Monday, September 3, 2018

#246 / DSA

Kate Aronoff has written a good story about the DSA (the Democratic Socialists of America). You can find a copy in the September 2018 edition of In These Times. The title of Aronoff's article is, "Why the Democratic Socialists of America Won’t Stop Growing." It is well worth reading. 

A recent article in The Washington Post is also worth reading. It is titled, "Democratic socialists are conquering the left. But do they believe in democracy?"

Aronoff traces the history of the DSA, and reports on its latest political successes, most notably the primary victory of Alexandria Ocasio-Cortez, who soundly defeated a high-ranking Democratic Party Member of Congress in a recent Democratic Party Congressional primary. Arnoff's article reveals, among other things, that In These Times has been, from the start, closely allied with the two groups that merged their organizations in 1982 to found the DSA: the Democratic Socialist Organizing Committee (DSOC) and the New American Movement (NAM).

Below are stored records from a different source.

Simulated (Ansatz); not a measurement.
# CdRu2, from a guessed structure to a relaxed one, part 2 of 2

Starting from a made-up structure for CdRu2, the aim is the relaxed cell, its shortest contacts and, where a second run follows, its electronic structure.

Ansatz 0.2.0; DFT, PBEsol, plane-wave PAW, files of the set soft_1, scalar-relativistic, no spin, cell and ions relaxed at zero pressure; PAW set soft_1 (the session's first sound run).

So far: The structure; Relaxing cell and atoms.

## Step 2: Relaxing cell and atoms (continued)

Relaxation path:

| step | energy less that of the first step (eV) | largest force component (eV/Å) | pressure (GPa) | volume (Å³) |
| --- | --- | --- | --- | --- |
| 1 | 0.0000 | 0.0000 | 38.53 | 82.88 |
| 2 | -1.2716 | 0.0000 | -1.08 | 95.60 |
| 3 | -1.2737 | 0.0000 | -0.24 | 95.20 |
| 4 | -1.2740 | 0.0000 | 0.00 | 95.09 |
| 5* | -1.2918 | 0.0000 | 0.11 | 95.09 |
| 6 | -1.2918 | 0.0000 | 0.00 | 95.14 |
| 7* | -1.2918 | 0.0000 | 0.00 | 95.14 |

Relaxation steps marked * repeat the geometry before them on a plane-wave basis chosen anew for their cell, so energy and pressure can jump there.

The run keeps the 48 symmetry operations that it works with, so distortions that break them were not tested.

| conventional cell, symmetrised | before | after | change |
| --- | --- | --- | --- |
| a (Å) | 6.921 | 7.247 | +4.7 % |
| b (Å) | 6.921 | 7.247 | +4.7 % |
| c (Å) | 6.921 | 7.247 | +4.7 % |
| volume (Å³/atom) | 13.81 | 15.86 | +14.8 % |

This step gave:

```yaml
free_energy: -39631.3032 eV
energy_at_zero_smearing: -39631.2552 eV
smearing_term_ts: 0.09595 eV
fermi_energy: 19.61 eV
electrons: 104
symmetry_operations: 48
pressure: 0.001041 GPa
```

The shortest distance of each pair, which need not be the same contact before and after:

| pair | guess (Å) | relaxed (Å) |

I have been a longtime subscriber to In These Times, and I have probably always been a little "soft on socialism," but I never joined up with DSOC, NAM, or the DSA, and I never much thought about why. The reason struck me as I read Aronoff's article. She said this about how she went about reporting on the DSA: 

For this story, I spoke with around two dozen DSA members from chapters around the country. The primary source of their excitement was that DSA chapters seemed to be actively working on something, not just sitting around reading Marx.

"Sitting around reading Marx" has never much appealed to me. If that is a fair characterization of how the membership of the various explicitly socialist groups have tended to spend their time (at least until recently), I can see why these organizations have never been that appealing. My brand of left-wing political activism has had me "sitting around reading the Constitution."

My commitment to "revolution," and it's sincere, has much more to do with 1776 than with 1914, or even with 1789 (see Hannah Arendt's book, On Revolution). The American version of revolution is not likely to be of great interest to those who "sit around reading Marx," and that's their loss, in my view.

My advice for the DSA is pretty simple (and it definitely includes a commitment to democracy). I suggest that if the DSA would like to keep growing, its members should start reading the Constitution, the Declaration of Independence, and Lincoln's Gettysburg Address. If lots of people start doing that, I think the DSA will have a bright future.

In other words, in thinking about the future, I think that the DSA should not forget to put some emphasis on the "A."